29
Jun
10

Why Soccer Fails to Capture the Interest of Americans

There’s been a lot of discussion lately about why Americans will never embrace the sport of “football.” The most common theory seems to relate to the length-of-play to points scored ratio (as seen on facebook: How is watching soccer like going to the disco? Everybody gets all sweaty, and nobody scores).

I have a different theory, which relates to the American ideal of fairness, especially in sport.

Soccer as it is today is just too subjective.

Firstly: What’s up with the “extra time” tacked on to the end of the game, supposedly reflecting the amount of time lost for fouls, injuries, out-of-bounds, etc.? It seems to me like an opportunity ripe for corruption, as well as completely subjective (who makes that decision anyway? does anybody know?) Now I can understand that this might have been a relevant approach I don’t know, back before we had clocks, but here we are in the 21st century, with laser technology and timers that can place swimmers and skiers within thousandths of seconds, but we can’t stop the time when the ball goes out of bounds? Maybe they could talk to someone, like the NBA or the NFL, and ask them how they do it.

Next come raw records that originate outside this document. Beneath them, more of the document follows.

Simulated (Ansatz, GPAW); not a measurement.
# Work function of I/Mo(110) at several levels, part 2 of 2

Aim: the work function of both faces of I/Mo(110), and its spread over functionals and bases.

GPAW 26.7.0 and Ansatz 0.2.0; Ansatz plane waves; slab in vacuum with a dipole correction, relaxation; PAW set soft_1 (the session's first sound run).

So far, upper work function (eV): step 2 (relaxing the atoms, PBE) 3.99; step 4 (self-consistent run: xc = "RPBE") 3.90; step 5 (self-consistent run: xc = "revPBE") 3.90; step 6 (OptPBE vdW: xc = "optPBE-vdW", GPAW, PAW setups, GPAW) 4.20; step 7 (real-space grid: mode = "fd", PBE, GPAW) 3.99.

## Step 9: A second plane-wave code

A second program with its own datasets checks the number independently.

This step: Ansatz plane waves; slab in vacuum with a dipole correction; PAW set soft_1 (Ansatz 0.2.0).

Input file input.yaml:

Secondly: what gets called a foul and what doesn’t? You can watch 10 minutes of soccer and there are 30 whistles; for the next 30 minutes, while the players wrestle each other to the ground, kick each other in the jaw, or throw themselves to the grass in a writhing squirming heap because someone came into their airspace, nary a whistle is blown.

Thirdly: the continued insistence on refusing to use video technology to review mildly important calls, you know, like questionable goals in international competition.

Vague, arbitrary, archaic. Not fair.

In a related story, the president of FIFA has apologized for the refereeing errors, and vowed that the discussion regarding the use of video technology will be reopened in July (after the World Cup is over; that should help). He insists, though, that this discussion is only going to be regarding what he refers to as “goal-line technology.” While that’s a start, I don’t think it goes far enough. Could someone at least hand someone a stopwatch?